Chicago had an image problem long before January 2013, when 15-year-old Hadiya Pendleton was gunned down in the South Side neighborhood of Kenwood. Because Pendleton had performed at President Obama’s inauguration a week earlier, and because it was already the 42nd Chicago homicide that year, the national media fixated on the tragedy. The city didn’t have a violence problem, but an “epidemic.”

Meanwhile, two New York filmmakers, Marc Levin and Mark Benjamin (Brick City), were casting about for their next project. “After the teacher strike in the fall of 2012 and the spike in homicides, we said, ‘Wow, all these issues that are in play across America are reaching a boiling point in Chicago,’ ” recalls Levin. “All eyes were pointed in [Chicago’s] direction.”

It took them only six months to pitch a docuseries about Chicago to CNN, secure two megawatt producers (Robert Redford and Laura Michalchyshyn), and sell Rahm Emanuel on the idea of letting them trail him as the cameras rolled. Emanuel agreed—he must have known he’d end up looking good—and by March 2013, the directors had set up camp for nine months in the Loop.

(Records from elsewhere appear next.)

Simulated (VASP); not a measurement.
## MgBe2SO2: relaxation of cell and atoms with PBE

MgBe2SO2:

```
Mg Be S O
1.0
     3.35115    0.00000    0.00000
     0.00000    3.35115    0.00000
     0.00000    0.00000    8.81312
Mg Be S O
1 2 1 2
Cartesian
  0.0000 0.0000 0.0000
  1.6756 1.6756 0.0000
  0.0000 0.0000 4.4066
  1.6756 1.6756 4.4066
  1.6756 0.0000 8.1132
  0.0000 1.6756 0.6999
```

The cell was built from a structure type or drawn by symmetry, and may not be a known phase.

The series, which premieres on March 6, comes off like a love letter to both Emanuel, whom the pair followed closely as he prepared to close 54 public schools, and Garry McCarthy, superintendent of the Chicago Police Department, with whom Levin and Benjamin had become friendly while filming their 2009 series Brick City. “[McCarthy’s] life is a seven-day-a-week effort to figure out the magic sauce that can reduce [crime],” says Benjamin.

And while it will be tempting for anyone who has lived here longer than nine months to write off Chicagoland as myopic, there are times when the series shines. Such as when Dominique Brooks, a sixth grader at Manierre Elementary School in Old Town, talks about the gang lines she’d have to cross on her way to Jenner Academy if the mayor shut down her school. “We can’t even walk that way. . . . We’ll just get jumped on. I’m just so scared,” she says with tears in her eyes. (Manierre was one of five schools rescued from the list.)

Or when Liz Dozier, principal of Fenger High School in Roseland, where honor student Derrion Albert’s brutal beating was caught on video in 2009, tries to uncover the details of a shooting on schools grounds. “You learn what it means to be in an urban school like this and to be on the frontline,” says Levin. “You’re a social worker. You’re a doctor. You’re a detective.”

Those are poignant moments, to be sure. But don’t expect any big surprises in Chicagoland. Public education and safety, the two controversial through lines of the series, have more sides than can be captured in eight hour-long segments (especially when some of that airtime shows Emanuel yukking it up courtside at a Bulls game or fedora-toting restaurateur Billy Dec in the club). It’s impossible for a nine-month tour of duty to capture a city’s ongoing narrative. Which is perhaps why at presstime the last four episodes were still being edited. Even Chicagoland’s producers seem unable to figure out exactly what Chicago’s story should be.